March 23, 2007

Corruption in Chinese Banks to Go On for Decades, Auditor Says

March 22 (Bloomberg) -- China's financial watchdog, Auditor- general Li Jinhua, has a mixed message for the investors who've spent $74 billion on shares in his country's banks since 2001.

The good news, says the man nicknamed ``Iron Face'' for his perceived incorruptibility and because he rarely smiles in public, is that his campaign against corruption, embezzlement and waste has helped to improve banking practices in the past seven years.

The bad news: It may be a couple of decades more before the banks' management is acceptable by Western standards.

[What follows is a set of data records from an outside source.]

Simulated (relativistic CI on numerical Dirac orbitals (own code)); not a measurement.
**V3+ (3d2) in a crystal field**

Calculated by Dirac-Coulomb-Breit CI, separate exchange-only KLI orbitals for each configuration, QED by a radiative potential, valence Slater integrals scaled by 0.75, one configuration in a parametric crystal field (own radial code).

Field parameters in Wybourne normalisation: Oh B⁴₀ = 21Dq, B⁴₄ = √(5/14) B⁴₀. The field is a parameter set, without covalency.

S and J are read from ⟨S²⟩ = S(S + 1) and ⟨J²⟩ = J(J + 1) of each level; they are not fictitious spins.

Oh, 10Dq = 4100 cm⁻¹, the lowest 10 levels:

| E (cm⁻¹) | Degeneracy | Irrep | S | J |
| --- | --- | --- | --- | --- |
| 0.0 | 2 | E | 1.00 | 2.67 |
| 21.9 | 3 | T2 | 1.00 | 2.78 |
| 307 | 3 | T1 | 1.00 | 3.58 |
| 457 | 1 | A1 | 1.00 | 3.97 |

``It would be naive to think that once these state-owned banks are listed publicly they won't suffer any operational problems,'' says Li, 63, whose position at the head of China's National Audit Office gives him cabinet minister rank. ``It might take a whole generation to get these banks into reasonable shape.''

After three decades of economic growth averaging 10 percent a year, China's boom is still precarious, as the 9.2 percent plunge in mainland Chinese shares on Feb. 27, the beginning of a $3.3 trillion global stock selloff, shows. China's financial institutions hold $161 billion of bad loans, according to the country's central bank. Since 1999, Li and his 80,000 auditors have uncovered $6.4 billion worth of irregularities at state-owned banks.